Approval of four in-fill projects in Brambleton would mean the completion of Loudoun County Parkway from Route 7 to Route 50, a project that senior transportation planner Art Smith calls "the most important existing road network gap in Loudoun County."
That gap came one step closer to being filled Monday, July 30, when the Planning Commission recommended approval of Brambleton’s active adult community, town center's residential component, Brambleton Brandt and Brambleton Corner applications.
"We have already done the design of this road and it is sitting in building and development," Antonio Calabrese, attorney for the applicant, said. "I think that shows our commitment to get it done."
While staff members had reservations about some aspects of the four projects, many commissioners said the biggest priority was completing the north-south connector, a project estimated to cost $28.5 million.
"The biggest issue to me is the transportation," Commissioner Barbara Munsey (Dulles) said. "It’s, how are we going to get the roads in there, and that’s with all four [applications] together. The whole reason to get all four together tonight was to get the roads in there."
INCLUDED IN THE active adult community are up to 1,502 residential units and up to 140,000 square feet of nonresidential and retail uses. The plan also includes a 3.75-acre library site, which the applicant could give to the county or could work with the library board to create a facility similar to what is being developed at the Gum Spring Library in the Stone Ridge community.
"The library is trying to look at different options than us just giving them the site," Calabrese said. "We want to have the ability to talk to the library board in the future to make it a more mixed-use building."
The application originally called for funding to be allotted for the library within 12 years, or the land would go back under the control of the applicant, but requested that the timeline be extended to 15 years.
"In reality, I just don’t think 12 years is long enough," Commissioner Teresa Whitmore (Potomac) said.

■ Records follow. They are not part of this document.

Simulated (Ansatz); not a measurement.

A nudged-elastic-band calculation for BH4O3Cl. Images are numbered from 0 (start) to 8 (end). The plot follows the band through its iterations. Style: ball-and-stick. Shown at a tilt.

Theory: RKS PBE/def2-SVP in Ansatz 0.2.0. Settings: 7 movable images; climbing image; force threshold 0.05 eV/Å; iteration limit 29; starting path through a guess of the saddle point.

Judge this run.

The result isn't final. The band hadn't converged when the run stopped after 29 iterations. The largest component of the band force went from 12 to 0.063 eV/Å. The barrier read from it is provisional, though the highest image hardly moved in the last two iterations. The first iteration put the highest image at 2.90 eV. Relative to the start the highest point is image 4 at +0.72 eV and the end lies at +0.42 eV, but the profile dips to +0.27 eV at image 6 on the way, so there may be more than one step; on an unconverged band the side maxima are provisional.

THE BIGGEST PROBLEM county planners had with the town center residential proposal, which will be located across the street from the new Brambleton movie theater, is the proposed density.
"The plan calls for a density of four units per acre," Michael Elabarger, the project’s manager, said. "The applicant is asking for 7.6 units per acre, which is almost double."
Calabrese maintained that the community was needed to support the new town center.
"We spent a lot of money to make the town center attractive," he said, "and frankly we need the critical mass around it. Had this been integrated with the original Brambleton plan, nobody would have blinked at it."
Calabrese said the feel would be similar to the Reston Town Center, not in density, but in its set up.
"There is a very nice synergy there and that’s what we’ve envisioned here," he said.
The commission asked the applicant to take a look at the pedestrian walkways between the residential component and the town center and figure out how to streamline the design so it would be more conducive to walking. While Brambleton has proffered crosswalks at every traffic light, commissioners were concerned that people would continue to cross in the middle of the street.
"If this were a normal density, we would look for these crosswalks," Julie Pastor, director of planning, said. "So since there is the added density, we’re looking for more."
Elabarger suggested a pedestrian bridge or underpass to move people across the roads, but commissioners said they would rather see more pedestrian trails or landscaping that flowed people toward the controlled intersections.
"We’ll look again at the trail system and trying to punch out something at those intersections," Calabrese told the commission. "We’ll take some time to look at in between here and when it comes before the Board of Supervisors."
NO ISSUES WERE RAISED by the commission with the Brambleton Corner project, which would develop 49 town houses on 3.93 acres, but some commissioners questioned the phasing of the Brambleton Brandt application.
The southern half of the application is planned for an approximately 26,000-square-foot retail center, which lies within the Dulles International Airport noise contours, and 109 single-family homes and 127 town houses in the northern portion.
"We want a commercial and retail center," Calabrese said. "We have a lot of interest down there and we’ve had some great support from the Brambleton community. Brambleton residents have had an interest in a service station there."
Due to the need of Brambleton residents for services, commissioners asked for the commercial proponent of the application to be built earlier than the residential portion or for the applicant to guarantee the completion of both sections as they were laid out in the proposal.
"This is a true in-fill proposal and my concern is at some point the residential gets done and this little commercial piece somehow wants to get converted to residential," Commissioner Nancy Hsu (Blue Ridge) said.
While Calabrese said the applicant could not commit to a completion agreement, he said they would look at starting the commercial component sooner rather than later.
"We don’t think these uses are going to be fed just by this development," he said. "It is going to be serving the entire community. Our goal is to get the infrastructure in."